NATO set out Thursday to deepen relations with key Indo-Pacific partners, meeting with leaders from Australia, Japan, New Zealand and South Korea a day after all 32 NATO allies called out China for its support of Russia’s illegal war against Ukraine in a sternly worded communique.
During a working session, NATO and its Indo-Pacific partners strengthened plans and developed strategies to face growing threats in the Pacific region, including North Korean missile launches and China’s steady stream of technology and raw materials to Russia that have allowed President Vladimir Putin to replace his losses on the battlefield.
U.S. officials said the Indo-Pacific partners’ attendance sent a message to China that democratic alliances will stand up for the rule of law, no matter where an aggressor tries to break it.

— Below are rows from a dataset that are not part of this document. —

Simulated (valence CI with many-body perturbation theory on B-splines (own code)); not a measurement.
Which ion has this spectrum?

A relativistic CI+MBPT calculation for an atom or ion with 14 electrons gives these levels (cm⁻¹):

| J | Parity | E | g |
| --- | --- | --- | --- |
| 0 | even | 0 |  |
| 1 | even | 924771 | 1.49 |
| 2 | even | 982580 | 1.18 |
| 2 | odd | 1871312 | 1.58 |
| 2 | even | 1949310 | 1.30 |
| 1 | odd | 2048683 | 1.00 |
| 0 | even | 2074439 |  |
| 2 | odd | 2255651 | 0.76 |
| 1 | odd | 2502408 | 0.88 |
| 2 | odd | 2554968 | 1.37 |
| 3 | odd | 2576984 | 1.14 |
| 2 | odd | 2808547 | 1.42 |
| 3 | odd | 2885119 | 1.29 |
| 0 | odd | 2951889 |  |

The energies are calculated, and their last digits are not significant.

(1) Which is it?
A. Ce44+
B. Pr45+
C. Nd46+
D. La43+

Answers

“NATO also recognizes that threats from the Indo-Pacific, whether it’s the DPRK [North Korea] or the PRC [China] supporting Russia in their aggression against Ukraine, we cannot avoid,” Jason Israel, National Security Council senior director for defense policy, Israel told VOA.
In a final communique signed by all 32 allies, NATO called China a “decisive enabler” of Russia’s war and urged Beijing to cease its support.
“The PRC cannot enable the largest war in Europe in recent history without this negatively impacting its interests and reputation,” the leaders wrote.
They also expressed concerns about Beijing’s space capabilities and nuclear arsenal.
NATO Secretary-General Jens Stoltenberg on Wednesday told reporters that “China is propping up Russia’s war economy” and “increas[ing] the threat Russia holds to Europe and NATO security.”
“China provides dual-use equipment, microelectronics and a lot of other tools which are enabling Russia to build the missiles, to build bombs, to build the aircraft, to build the weapons they’re using to attack Ukraine,” he added.
Asked by VOA whether the statement was a strong enough message to deter China from continuing to support Russia, Stoltenberg replied in the news conference that Wednesday’s declaration was “the strongest message that NATO allies have ever sent on China’s contributions to Russia’s illegal war against Ukraine.”
Some allies on Thursday cautioned the alliance against using the narrowly worded communique as a springboard to make NATO appear “anti-China.”
“NATO is a defense alliance. … We can’t organize it into an anti-China bloc,” Hungarian Foreign Minister Peter Szijjarto told Hungarian state television on the sidelines of the summit.
However, defense expert Bradley Bowman, the senior director for the Foundation for Defense of Democracies’ Center on Military and Political Power, said calling out China was long overdue for the bloc.
“Europeans are dying in Europe in a war of aggression from the Kremlin with the support of Iran, North Korea and China, period,” he said.
U.S. President Joe Biden on Wednesday said NATO must counter Russia’s ramping up of defense production — made possible by help from China, North Korea and Iran — by continuing to invest more in Ukraine’s and NATO’s own defense production.
“We cannot allow the alliance to fall behind,” Biden said.
China insists that it does not provide military aid to Russia, despite maintaining strong trade ties with Moscow.
On Monday, Chinese Foreign Ministry spokesperson Lin Jian accused NATO of “breaching its boundary, expanding its mandate, reaching beyond its defense zone and stoking confrontation.”